People are being pulled away all the time, and it’s all too easy to bounce if we get bored. In order for your audience to hear you — and listen — you have to create something they’ll pay attention to despite the distractions.

Videos are one of the best ways to grab your audience’s attention, but they come with a non-negotiable time commitment. You need to convince people to give up a predetermined amount of their own valuable time. To keep them watching, it pays to understand what gets people’s attention on a psychological level.

Let’s take a look at a few basic psychology principles that you can use to make more engaging marketing videos.

Different colors evoke different feelings, and some are better at grabbing people’s attention. By understanding the basics of color theory, you can capture attention and invoke specific emotions with your video content.

In a classic study on color, Satyendra Singh determined that it takes a mere 90 seconds for a customer to form an opinion about a product. And, 62–90 percent of that interaction is determined by the color of the product alone.

How do these associations work? Well, red is often associated with power, energy, and anger. Blue conveys a sense of trust and security. Yellow suggests caution. Black indicates luxury and exclusivity.

But of course, color theory isn’t as black and white as it may seem; contrast, vibrancy, shade, and context can all alter the look and feel of your video and your message. For example, the color red can convey love and passion in a Valentine’s Day ad while also sending a very different message in a political ad campaign.

But in general, it’s essential to be mindful of color associations and to match the look and feel of your video with a color palette that captures attention and invokes strong feelings.
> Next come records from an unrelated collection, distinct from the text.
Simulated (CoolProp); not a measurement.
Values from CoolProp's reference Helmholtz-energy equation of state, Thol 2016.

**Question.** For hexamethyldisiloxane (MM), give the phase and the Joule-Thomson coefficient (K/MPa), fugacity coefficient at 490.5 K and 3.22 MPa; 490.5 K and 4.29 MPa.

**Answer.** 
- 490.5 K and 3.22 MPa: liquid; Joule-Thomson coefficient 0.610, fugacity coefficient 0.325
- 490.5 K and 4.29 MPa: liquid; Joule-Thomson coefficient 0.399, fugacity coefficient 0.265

“It’s important to be mindful of color associations and to match the look and feel of your video with a color palette that captures attention and invokes strong feelings.”

Sticking with the red example, let’s explore how McDonald’s uses this color in their marketing. As noted above, red is often associated with energy, passion, and activity. Studies even suggest that the color red can increase blood pressure and heart rate. And, it is widely believed that red stimulates appetite, which might explain why many fast-food brands, including McDonald’s, rely heavily on this color throughout their visuals.

Consider different color schemes and how something as simple as a wardrobe or background change can completely alter the tone and mood of your video. Use color wisely to create the strongest and most immediate reaction in viewers.

Sparking viewers’ curiosity isn’t enough to guarantee engagement; you need to hook them within the first few seconds to get them to stick around.

According to Facebook data, 65% of people that watch the first three seconds of your video will watch it for at least ten more seconds. And another 45% will watch an additional 20 seconds of content. People are wired to seek instant gratification, and if your video doesn’t hook them within the first few seconds, they likely won’t stick around much longer.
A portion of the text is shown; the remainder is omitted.